Bunny, Pancetta and Shitake Pasta

Bunny Pancetta and Shitake Pasta

They’re cute, fluffy and hop around a lot. I’ve got one named Sneaker and boy is he cute. Except when he’s being a jerk. And that’s a lot. I’ve lost $2000 worth of cabling from around the house that I’ve had to replace (he has a taste for the expensive proprietary Apple kind) and his favourite game is to hop up on my bed an hour before I want to wake up each morning and run around across me until I get out of bed, after which he’ll ignore me. He’ll make a great pie one day.

In the mean time, I happened across fresh grain fed farmed bunnies in the David Jones food hall. Now, I love Sneaker and since I haven’t cooked much bunny before I figured I needed some practice to do him justice so I picked one up with no real idea what to make with it that night.

When I got home I rummaged around and found some pancetta in the fridge and some dried Chinese mushrooms in the cupboard. I didn’t want to have to make a buttery short crust pastry, so, pasta. Easy.

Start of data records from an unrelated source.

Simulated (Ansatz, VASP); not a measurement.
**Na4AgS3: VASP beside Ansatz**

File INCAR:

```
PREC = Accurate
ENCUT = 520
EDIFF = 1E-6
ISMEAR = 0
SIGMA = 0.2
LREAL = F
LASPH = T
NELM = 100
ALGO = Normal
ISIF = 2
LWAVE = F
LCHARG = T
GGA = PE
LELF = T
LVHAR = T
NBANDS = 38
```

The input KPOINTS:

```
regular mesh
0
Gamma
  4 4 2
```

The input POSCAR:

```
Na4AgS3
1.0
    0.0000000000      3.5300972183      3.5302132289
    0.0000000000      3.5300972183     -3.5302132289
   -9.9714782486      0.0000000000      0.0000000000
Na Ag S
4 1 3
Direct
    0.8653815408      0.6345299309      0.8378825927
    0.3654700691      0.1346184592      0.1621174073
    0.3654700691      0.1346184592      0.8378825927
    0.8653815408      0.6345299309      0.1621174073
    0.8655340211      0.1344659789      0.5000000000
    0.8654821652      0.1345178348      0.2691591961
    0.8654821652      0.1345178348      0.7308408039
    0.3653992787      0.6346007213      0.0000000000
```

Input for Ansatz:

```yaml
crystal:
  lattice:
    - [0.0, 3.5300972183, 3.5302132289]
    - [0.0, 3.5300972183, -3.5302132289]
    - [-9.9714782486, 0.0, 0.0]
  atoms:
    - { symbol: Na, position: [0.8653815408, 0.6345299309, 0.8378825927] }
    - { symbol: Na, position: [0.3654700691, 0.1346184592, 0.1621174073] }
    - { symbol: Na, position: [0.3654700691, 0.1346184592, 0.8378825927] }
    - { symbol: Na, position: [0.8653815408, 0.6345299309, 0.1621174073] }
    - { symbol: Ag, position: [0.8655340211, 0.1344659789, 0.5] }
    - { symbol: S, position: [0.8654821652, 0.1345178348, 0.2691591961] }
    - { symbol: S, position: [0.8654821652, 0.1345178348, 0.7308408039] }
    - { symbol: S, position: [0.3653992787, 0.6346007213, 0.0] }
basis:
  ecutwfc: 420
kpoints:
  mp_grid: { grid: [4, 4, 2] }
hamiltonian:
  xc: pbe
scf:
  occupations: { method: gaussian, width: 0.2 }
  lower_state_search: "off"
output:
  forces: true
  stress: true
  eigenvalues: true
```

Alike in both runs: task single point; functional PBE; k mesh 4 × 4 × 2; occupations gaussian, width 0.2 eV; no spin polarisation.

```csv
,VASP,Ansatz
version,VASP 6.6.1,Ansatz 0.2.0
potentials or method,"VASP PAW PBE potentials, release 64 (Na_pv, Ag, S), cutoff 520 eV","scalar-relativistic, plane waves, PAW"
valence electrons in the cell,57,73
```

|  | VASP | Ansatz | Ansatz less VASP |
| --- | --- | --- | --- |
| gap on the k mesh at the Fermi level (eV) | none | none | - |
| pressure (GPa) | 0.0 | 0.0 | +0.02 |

Jointing the bunny was fairly easy; it only took five minutes, slicing off the legs at the joint, and since I was going to be chopping the bunny up after it was roasted I hacked off the saddle with out too much care, just keeping close to the ribs to keep as much meat as I could. The rest of the carcass went into a zip lock bag and into the freezer for a future bunny stock.

The jointed bunny pieces were dusted in flour and fried off in a heavy roasting dish then set aside. The onion and pancetta were fried in the oil left over from the meat. The bunny was added back in along with the diced mushrooms, stock, mushroom soaking liquid and some chopped rosemary. The roasting dish was covered and the lot was roasted slowly for two or three hours. Once roasted, I shredded the bunny meat off the bone with two forks ready to be used to top the pasta.

The pasta was simple, 100gms of flour and 1 egg per person (the should be enough sauce for 4-6 people). Kneaded until smooth then rolled to a low setting through a pasta machine. Once I had the long sheet, I simply tore off chunks (not cut). The pasta was cooked in salted water and then added to the bunny sauce. Tearing the pasta helped the pasta to soak up more of the juice from the sauce.

Served with some lightly grated parmesan.